Biswajit Banerjee

### Forward vs. Backward Euler: Plane stress plasticity

Part 5 of the series on plane stress Drucker-Prager plasticity

##### Introduction

One of the main points of divergence of many implementations of plastic return algorithms is the choice of the algorithm used for numerical integration. Typically, this choice is limited to forward Euler vs. backward Euler for simplicity.

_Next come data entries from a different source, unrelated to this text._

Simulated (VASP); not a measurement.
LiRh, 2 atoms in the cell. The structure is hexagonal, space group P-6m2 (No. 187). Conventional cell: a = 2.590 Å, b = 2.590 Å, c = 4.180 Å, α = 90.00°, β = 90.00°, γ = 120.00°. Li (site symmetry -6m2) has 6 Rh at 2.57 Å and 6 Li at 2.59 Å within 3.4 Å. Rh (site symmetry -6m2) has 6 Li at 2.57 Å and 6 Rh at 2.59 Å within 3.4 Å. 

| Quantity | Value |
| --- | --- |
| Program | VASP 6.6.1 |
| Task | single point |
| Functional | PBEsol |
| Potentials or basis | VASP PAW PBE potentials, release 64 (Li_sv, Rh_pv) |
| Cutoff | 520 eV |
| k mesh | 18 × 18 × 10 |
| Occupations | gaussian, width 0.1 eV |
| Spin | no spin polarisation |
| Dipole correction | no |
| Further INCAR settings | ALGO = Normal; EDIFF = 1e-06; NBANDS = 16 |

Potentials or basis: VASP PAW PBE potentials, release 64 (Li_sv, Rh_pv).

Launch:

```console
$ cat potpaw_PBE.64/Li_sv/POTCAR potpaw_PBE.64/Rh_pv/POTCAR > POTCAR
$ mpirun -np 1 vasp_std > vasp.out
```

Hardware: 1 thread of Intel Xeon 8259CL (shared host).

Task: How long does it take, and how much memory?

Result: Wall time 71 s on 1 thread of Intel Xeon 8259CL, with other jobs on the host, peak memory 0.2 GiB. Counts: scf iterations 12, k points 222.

Recall from Part 2 that the rate equations that we need to integrate are:

$$\dot{\boldsymbol{\sigma}} = \mathbf{C}\dot{\boldsymbol{\varepsilon}}^e = \mathbf{C}\left( \dot{\boldsymbol{\varepsilon}} - \dot{\boldsymbol{\varepsilon}}^p\right)$$

and

$$\dot{\boldsymbol{\varepsilon}}^p = \dot{\lambda}\,\boldsymbol{n} = \dot{\lambda} \left( \tfrac{1}{\sqrt{2}} \frac{\mathbf{P}\,\boldsymbol{\sigma}}{ \sqrt{\boldsymbol{\sigma}^T\,\mathbf{P}\,\boldsymbol{\sigma}} } - \tfrac{1}{3} \frac{dq}{dp}\,\mathbf{I} \right)$$

Let us examine way of integrating these rate equations.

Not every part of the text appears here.